Many of the reviews for the sequel claim part two is an improvement on the first (though certainly not all). The original ended up at 83% on Rotten Tomatoes and the follow-up currently sits at 85%. So it’s worth at least asking: could Deadpool 2 garner the Academy’s attention in a way that the first barely missed out on? The short answer is… probably not. No comic book adaptation has managed a Best Picture nomination and this won’t change that. On the other hand, Black Panther just might.

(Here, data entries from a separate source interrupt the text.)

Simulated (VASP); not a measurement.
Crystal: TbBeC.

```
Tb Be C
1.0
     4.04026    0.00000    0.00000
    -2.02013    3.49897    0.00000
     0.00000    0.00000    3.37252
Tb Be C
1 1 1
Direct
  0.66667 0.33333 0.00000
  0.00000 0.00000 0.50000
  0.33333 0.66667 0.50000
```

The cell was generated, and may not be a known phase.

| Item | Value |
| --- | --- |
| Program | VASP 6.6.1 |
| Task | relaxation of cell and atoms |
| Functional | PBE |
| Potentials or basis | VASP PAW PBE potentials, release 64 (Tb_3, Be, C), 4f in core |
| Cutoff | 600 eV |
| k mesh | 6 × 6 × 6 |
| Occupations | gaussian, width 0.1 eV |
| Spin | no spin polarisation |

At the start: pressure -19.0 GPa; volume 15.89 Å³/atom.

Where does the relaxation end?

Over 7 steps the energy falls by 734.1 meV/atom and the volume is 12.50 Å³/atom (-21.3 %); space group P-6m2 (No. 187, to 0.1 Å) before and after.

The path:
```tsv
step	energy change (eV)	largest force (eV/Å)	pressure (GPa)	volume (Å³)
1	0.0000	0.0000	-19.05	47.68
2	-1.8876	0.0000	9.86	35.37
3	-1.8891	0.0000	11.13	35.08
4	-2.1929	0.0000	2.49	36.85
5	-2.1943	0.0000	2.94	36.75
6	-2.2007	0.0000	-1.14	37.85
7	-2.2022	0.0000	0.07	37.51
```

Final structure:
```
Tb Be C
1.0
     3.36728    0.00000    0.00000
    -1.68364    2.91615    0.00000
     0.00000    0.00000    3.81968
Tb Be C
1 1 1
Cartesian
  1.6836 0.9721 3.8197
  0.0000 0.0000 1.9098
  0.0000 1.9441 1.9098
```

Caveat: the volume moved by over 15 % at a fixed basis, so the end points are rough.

Furthermore, while many superhero adaptations like Panther and Avengers: Infinity War could play in the technical races, that doesn’t really hold true here. Bottom line: Deadpool 2 is highly unlikely to change this franchise receiving no love from Oscar voters.

Deadpool 2 Box Office Prediction

The nation’s favorite R rated superhero is back in theaters next weekend when Deadpool 2 debuts. Arriving two years plus after the original became a massive hit, Ryan Reynolds returns in the title role with David Leitch (director of Atomic Blonde) taking over the behind the camera duties from Tim Miller. Costars include Monica Baccarin, Julian Dennison, Zazie Beetz, T.J. Miller, Brianna Hildebrand, Leslie Uggams, and the summer’s comic book villain of choice, Josh Brolin as Cable (coming off his acclaimed work as Thanos in Avengers: Infinity War).

In February of 2016, Deadpool took in an astonishing $132 million and grossed $363 million overall domestically. That still stands as the largest R rated debut of all time and it sits only behind The Passion of the Christ for all-time earners with that rating. There is a legitimate possibility that part two manages to exceed that opening weekend haul.

I’ll project that Deadpool 2 manages to just do that with a debut approaching $140 million.

Deadpool 2 opening weekend prediction: $137.4 million

For my Book Club prediction, click here:

https://toddmthatcher.com/2018/05/09/book-club-box-office-prediction/

For my Show Dogs prediction, click here:

https://toddmthatcher.com/2018/05/10/show-dogs-box-office-prediction/

For my Pope Francis: A Man of His Word prediction, click here:

https://toddmthatcher.com/2018/05/13/pope-francis-a-man-of-his-word-box-office-prediction/

Avengers: Infinity War Movie Review

A decade into its multi-billion dollar cinematic universe, Avengers: Infinity War invites viewers to marvel at its gathering of superhero titans to fight another – a villain from planet Titan who reverses  one frequent MCU debit (a weak villain). It’s an experience that yields many positive results packed with the action and humor we’ve come to anticipate from the best of this franchise. This movie is massive and it feels that way. The 19th entry in the MCU that started with 2008’s Iron Man, here we have nearly all the significant characters from its catalog banding together. If you ever wondered how Thor (Chris Hemsworth) would get along with the Guardians of the Galaxy, the answer is humorously provided. How do the egos of Tony Stark/Iron Man (Robert Downey Jr.) and Doctor Stephen Strange (Benedict Cumberbatch) and Star-Lord (Chris Pratt) meld? You’re about to find out. What happens when the original Avengers and others pick up their weapons alongside Black Panther (Chadwick Boseman) in Wakanda? Giddyup!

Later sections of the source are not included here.